Sic: Yet Another Mediocre Small Lisp Dialect
Like many bad ideas, this one came from seeking attention on social media. I had envisioned tooting something like this on Mastodon:
(dontforgettolikeandsubscribe)
This was the result of a series of realizations I had while learning more about modern C++. Specifically:
1. $
is a valid 'word' character in C++ these days.
That means you can use it in names. So this is valid C++:
const int $20_same_as_in_town = 20;
But since this not widely known, I can use it for all kinds of shenanigans.
2. You can use variadic templates to fake Lisp-style expressions.
As you know Bob, variadic templates are function templates that take arbitrarily many arguments. And since they're templates, their type is also up for grabs.
And as you also know Bob, Lisp-style lists are just linked lists of pairs of pointers where the first pointer holds the value and the second the next pair in the sequence. And Lisp expressions are just lists of expressions where the first value is the function to call while the rest are its arguments.
So if we create a bunch of C++ classes to represent basic Lispish types:
class string : public obj { ... };
class symbol : public obj { ... };
class number : public obj { ... };
plus a common base class:
class obj { ... };
plus a simple C++ class to hold a pair:
class pair : public obj {
public:
obj * const first; // Not named 'car'; cope.
obj * const rest; // Ditto for 'cdr'.
pair(obj *a, obj *d) : car(a), cdr(d) {}
}
and a set of overloaded helper functions to convert basic C++ types to Lispish types:
static inline obj* _w(std::string s) { return new string(s); }
static inline obj* _w(int i) { return new number((long)i); }
static inline obj* _w(long l) { return new number(l); }
static inline obj* _w(double d) { return new number(d); }
static inline obj* _w(obj *o) { return o; }
we can create a variadic function template that constructs a Lispish list:
template<typename T> obj* $(T o) { return new pair(_w(o), nil); }
template<typename T, typename... Objects>
obj* $(T first, Objects... rest) {
return new pair(_w(first), $(rest...));
}
(The first definition of $
works on any call with one argument; the
second expands to a function that takes the first argument and
recurses on the rest.)
Calling it looks like this:
$("foo", 42, $("add", 2, 2))
which looks Lispish if you squint hard enough. But the resulting list is an actual Lisp-style list.
3. Evaluating functions is pretty straightforward.

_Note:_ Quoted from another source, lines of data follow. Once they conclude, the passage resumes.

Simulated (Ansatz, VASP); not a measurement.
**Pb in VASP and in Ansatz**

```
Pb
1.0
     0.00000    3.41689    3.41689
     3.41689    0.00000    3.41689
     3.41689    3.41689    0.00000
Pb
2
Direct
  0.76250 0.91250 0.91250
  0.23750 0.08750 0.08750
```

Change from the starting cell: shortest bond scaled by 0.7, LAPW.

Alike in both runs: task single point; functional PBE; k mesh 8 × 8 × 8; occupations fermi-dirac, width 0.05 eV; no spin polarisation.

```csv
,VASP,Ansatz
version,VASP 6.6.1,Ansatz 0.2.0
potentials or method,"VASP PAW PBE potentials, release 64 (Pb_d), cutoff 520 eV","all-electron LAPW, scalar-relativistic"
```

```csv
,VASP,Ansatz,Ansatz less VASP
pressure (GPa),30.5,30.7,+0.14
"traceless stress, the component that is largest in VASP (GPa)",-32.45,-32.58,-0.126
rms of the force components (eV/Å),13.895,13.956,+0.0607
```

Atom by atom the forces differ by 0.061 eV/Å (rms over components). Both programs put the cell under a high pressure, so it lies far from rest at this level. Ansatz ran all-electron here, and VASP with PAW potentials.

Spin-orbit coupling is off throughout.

A function is just one of the Lispish C++ types. It implements a
method named call
, which takes an argument list and returns a
result:
class callable : public obj {
public:
virtual obj* call(obj* actualArgs) const = 0;
};
Yeah, yeah, this is an abstract base class. We actually need two types of callables:
class function : public callable { ... }
class builtin : public callable { ... }
function
is a function written in Sic. It holds a Lispish list of
expressions (also Lispish lists) and evaluates them by calling eval
on each of them. builtin
holds a built-in function--a C++ lambda
(or other function pointer, in theory)--that it calls instead.
eval
is the function that evaluates a Sic expression. You give it
the expression and if it's a list, it recursively calls itself on each
item and collects the results. Then, it calls the first item's call
method with the rest of the list as an argument and returns the
result. If the argument isn't a list, it just returns it.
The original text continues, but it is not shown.